Wyman’s DEI Word Bank

We invite you to join us on our personal and professional journeys to be anti-racist, equitable, and inclusive. We encourage you to:

  • Use the word. Find a way to use the term as it is defined.
  • Share the word. Share, with at least one person, the word and its definition.
  • Practice the behavior of the word. How can you practice behaviors aligned with a positive word (such as being inclusive) or interrupt yourself practicing a less desirable behavior (such as being exclusive)?

Antiracist: One who is supporting the idea that racial groups are equals and none needs developing, and is supporting policy that reduces racial inequity. Being an antiracist requires persistent self-awareness, constant self-criticism, and regular self-examination. (Source: How to be an Antiracist by Ibram X. Kendi)

Cultural Competence: The ability to understand, communicate with, and effectively interact with people across cultures. Grounded in the respect and appreciation of cultural differences, cultural competence is demonstrated in the attitudesbehaviorspractices, and policies of people, organizations, and systems.

Intersectionality: This term describes the ways in which race, class, gender, and other aspects of our identity “intersect” – overlap and interact – with one another, informing the way in which individuals simultaneously experience oppression and privilege in their daily lives interpersonally and systemically. Intersectionality promotes the idea that aspects of our identity do not work in a silo and provides a basis for understanding how these individual identity markers work with one another (Source: Center for the Study of Social Policy. Using an Anti-Racist Intersectional Frame at CSSP).

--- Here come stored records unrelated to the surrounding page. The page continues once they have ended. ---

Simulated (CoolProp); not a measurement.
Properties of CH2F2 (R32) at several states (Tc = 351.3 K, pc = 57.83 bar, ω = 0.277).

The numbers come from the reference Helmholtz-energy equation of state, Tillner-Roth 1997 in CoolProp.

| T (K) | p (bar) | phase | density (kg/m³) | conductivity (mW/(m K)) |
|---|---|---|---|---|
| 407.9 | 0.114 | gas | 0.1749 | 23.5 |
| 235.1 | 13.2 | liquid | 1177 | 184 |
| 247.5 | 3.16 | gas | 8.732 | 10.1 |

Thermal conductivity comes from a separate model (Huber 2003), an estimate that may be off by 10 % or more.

Social Identity: Our sense of who we are and our place in the world relative to our membership in a combination of social groups.

Unconscious Bias: A deeply held preference for or dislike of a given social group that typically operates below the level of conscious awareness and tends to influence one’s actions, decisions, and behaviors towards members of that group

Homophobia: The fear, hatred, discomfort with, or mistrust of people who are lesbian, gay, or bisexual. (Source: Planned Parenthood. What are homophobia and sexual orientation discrimination).

Transgender: An umbrella term for people whose gender identity differs from the sex they were assigned at birth. People under the transgender umbrella may describe themselves using one or more of a wide variety of terms (Source: GLAAD – GLAAD Media Reference Guide).

Equality: The effort to treat everyone the same or to ensure that everyone has access to the same opportunities. However, only working to achieve equality ignores historical and structural factors that benefit some social groups and disadvantages other social groups in ways that create differential starting points (Source: YWCA – Our Shared Language: Social Justice Glossary).

Equity: The effort to provide different levels of support based on an individual’s or group’s needs in order to achieve fairness in outcomes. Working to achieve equity acknowledges unequal starting places and the need to correct the imbalance (Source: YWCA – Our Shared Language: Social Justice Glossary).

Diversity: The overall mix of differences and similarities among all groups including but not limited to race, gender, class, age, sexual orientation, ethnicity, physical and mental abilities, national origin, veteran status, religion/spiritual beliefs, education, occupation, personality characteristics.

Inclusion: The extent to which cultural and social processes within a community allow for all groups to utilize their full potential and access the full benefits of community membership…If diversity is the mix, then inclusion is about making the mix work – it reflects the ability of leaders to create an environment, through their own behavior and through the establishment of policies, practices, and procedures, where people are comfortable showing up as themselves; are valued and respected; and experience being fully at the table (Source: The Center for the Study of Social Policy).